Some of the biggest books from the London Book Fair are still on submission with U.S. and international editors. But as the fair closed last week, a number of manuscripts were starting to get picked up.

David Gernert racked up German and Finnish deals (at Wilhelm Heyne and Otava, respectively) by the end of the week for James Othmer's The Futurist. (Before the fair, Doubleday's Bill Thomas had preempted the title, about a futurist sent to the world's trouble spots.) Offers are also on the table from publishers in the Netherlands and Sweden.

There's still no U.S. or U.K. deal for The Saffron Kitchen, one of the hottest literary novels at the show, but both are expected imminently. Also on the imminent front: Raphael Sagalyn is expected to sell international rights for Kremlin Rising, about Putin's Russia, by Peter Blake and Susan Glasser, recently the Russian co-bureau chiefs for the Washington Post. Lisa Drew had bought the book for Scribner pre-fair; the house is moving the book up from early 2006 to June 2005.

Princeton UP's On Bulls***, a philosophical title by Harry Frankfurt that's been getting some big play in the U.S., has been ringing in international offers, including Germany and Italy; it has already sold in Brazil. And at the show, Chandler Crawford sold The Shadow Man, a serial-killer thriller by a first-timer named Cody McFadyen to Hodder, Lubbe and others, after Bantam bought it before the fair.

Speaking of first-timers, it should be at least another few weeks before the much-rumored Morrissey memoir had any action, Matthew Guma at Inkwell Management said; the book from the Smiths icon has not sold in any country yet but is expected to command a high price—in the opinion of some editors we spoke to, too high—from interested publishers.

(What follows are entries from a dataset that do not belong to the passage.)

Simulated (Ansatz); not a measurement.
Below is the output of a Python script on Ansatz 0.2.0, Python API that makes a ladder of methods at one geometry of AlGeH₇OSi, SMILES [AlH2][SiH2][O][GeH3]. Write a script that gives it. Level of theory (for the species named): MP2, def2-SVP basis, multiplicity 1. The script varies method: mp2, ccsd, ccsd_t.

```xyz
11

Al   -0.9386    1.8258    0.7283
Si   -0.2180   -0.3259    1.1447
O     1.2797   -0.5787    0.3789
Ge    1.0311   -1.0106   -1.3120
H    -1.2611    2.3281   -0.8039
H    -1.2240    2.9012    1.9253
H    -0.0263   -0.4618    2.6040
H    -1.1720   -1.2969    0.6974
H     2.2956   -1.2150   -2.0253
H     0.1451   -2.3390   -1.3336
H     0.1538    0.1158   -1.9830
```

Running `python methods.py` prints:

Perhaps the most entangled deal, at last in terms of the players involved, had Virgin Books, the publishing arm of the mega-conglomerate, soliciting international buyers for Chasing the Wind, a memoir by the record-breaking aviator Steve Fossett. Fossett happens to be the former adventure rival of Virgin CEO Richard Branson—who will have a revised edition of his own memoir, Losing My Virginity, come out from Virgin Books in June.